How do I troubleshoot high latency issues when using ElastiCache for Redis?
Last updated: 2022-08-04
How do I troubleshoot high latency issues when using Amazon ElastiCache for Redis?
The following are common reasons for elevated latencies or time-out issues in ElastiCache for Redis:
- Latency caused by slow commands.
- High memory usage leading to increased swapping.
- Latency caused by network issues.
- Client side latency issues.
- ElastiCache cluster events.
Latency caused by slow commands
Redis is mostly single-threaded. So, when a request is slow to serve, all other clients must wait to be served. This waiting adds to command latencies. Redis commands also have a time complexity defined using the Big O notation.
Use Amazon CloudWatch metrics provided by ElastiCache to monitor the average latency for different classes of commands. It's important to note that common Redis operations are calculated in microsecond latency. CloudWatch metrics are sampled every 1 minute, with the latency metrics showing an aggregate of multiple commands. So, a single command can cause unexpected results, such as timeouts, without showing significant changes in the metric graphs. In these situations use the SLOWLOG command to help determine what commands are taking longer to complete. Connect to the cluster and run the slowlog get 128 command in the redis-cli to retrieve the list. For more information, see How do I turn on Redis Slow log in an ElastiCache for Redis cache cluster?
You might also see an increase in the EngineCPUUtilization metric in CloudWatch due to slow commands blocking the Redis engine. For more information, see Why am I seeing high or increasing CPU usage in my ElastiCache for Redis cluster?
Examples of complex commands include:
High memory usage leading to increased swapping
Redis starts to swap pages when there is increased memory pressure on the cluster by using more memory than what is available. Latency and timeout issues increase when memory pages are transferred to and from the swap area. The following are indications in CloudWatch metrics of increased swapping:
- Increasing of SwapUsage.
- Very low FreeableMemory.
- High BytesUsedForCache and DatabaseMemoryUsagePercentage metrics.

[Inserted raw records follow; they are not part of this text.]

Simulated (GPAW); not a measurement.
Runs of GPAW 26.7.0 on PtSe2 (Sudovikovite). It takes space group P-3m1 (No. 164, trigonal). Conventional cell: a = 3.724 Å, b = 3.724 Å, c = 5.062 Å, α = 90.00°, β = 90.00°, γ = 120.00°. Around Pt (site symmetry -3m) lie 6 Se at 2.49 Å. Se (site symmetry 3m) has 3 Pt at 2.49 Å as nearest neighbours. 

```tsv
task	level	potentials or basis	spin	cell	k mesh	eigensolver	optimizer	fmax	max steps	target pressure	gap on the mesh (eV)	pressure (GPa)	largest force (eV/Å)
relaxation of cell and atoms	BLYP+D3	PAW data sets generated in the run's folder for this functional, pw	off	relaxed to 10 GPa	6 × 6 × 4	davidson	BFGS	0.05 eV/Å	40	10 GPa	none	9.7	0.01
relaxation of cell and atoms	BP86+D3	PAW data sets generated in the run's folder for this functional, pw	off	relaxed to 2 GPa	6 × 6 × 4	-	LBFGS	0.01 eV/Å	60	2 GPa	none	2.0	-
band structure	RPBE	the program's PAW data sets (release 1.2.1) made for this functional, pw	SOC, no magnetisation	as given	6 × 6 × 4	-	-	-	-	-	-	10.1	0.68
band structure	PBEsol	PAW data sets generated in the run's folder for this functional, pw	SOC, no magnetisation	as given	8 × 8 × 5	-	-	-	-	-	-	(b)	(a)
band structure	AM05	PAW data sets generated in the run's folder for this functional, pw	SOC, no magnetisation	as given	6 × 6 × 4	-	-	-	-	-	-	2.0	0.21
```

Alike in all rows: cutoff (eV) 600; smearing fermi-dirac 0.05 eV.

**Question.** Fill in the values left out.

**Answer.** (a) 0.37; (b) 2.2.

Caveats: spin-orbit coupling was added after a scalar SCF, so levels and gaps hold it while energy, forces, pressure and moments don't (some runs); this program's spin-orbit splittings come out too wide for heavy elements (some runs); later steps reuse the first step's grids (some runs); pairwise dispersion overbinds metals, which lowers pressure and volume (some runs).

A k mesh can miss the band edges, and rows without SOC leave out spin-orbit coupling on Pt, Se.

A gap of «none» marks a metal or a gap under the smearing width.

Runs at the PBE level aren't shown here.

SwapUsage is a host-level metric that indicates the amount of memory being swapped. It's normal for this metric to show non-zero values because it's controlled by the underlying operating system and can be influenced by many dynamic factors. These factors include OS version, activity patterns, and so on. Linux proactively swaps idle keys (rarely accessed by clients) to disk as an optimization technique to free up memory space for more frequently used keys.
Swapping becomes a problem when there isn't enough available memory. When this happens, the system starts moving pages back and forth between disk and memory. Specifically, SwapUsage less than a few hundred megabytes doesn't negatively impact Redis performance. There are performance impacts if the SwapUsage is high and actively altering and there isn't enough memory available on the cluster. For more information, see:
Latency caused by Network
Network latency between the client and the ElastiCache cluster
To isolate network latency between the client and cluster nodes, use TCP traceroute or mtr tests from the application environment. Or, use a debugging tool such as the AWSSupport-SetupIPMonitoringFromVPC AWS Systems Manager document (SSM document) to test connections from the client subnet.
The cluster is hitting network limits
An ElastiCache node shares the same network limits as that of corresponding type Amazon Elastic Compute Cloud (Amazon EC2) instances. For example, the node type of cache.m6g.large has the same network limits as the m6g.large EC2 instance. For information on checking the three key network performance components of bandwidth capability, packet-per-second (PPS) performance, and connections tracked, see Monitor network performance for your EC2 instance.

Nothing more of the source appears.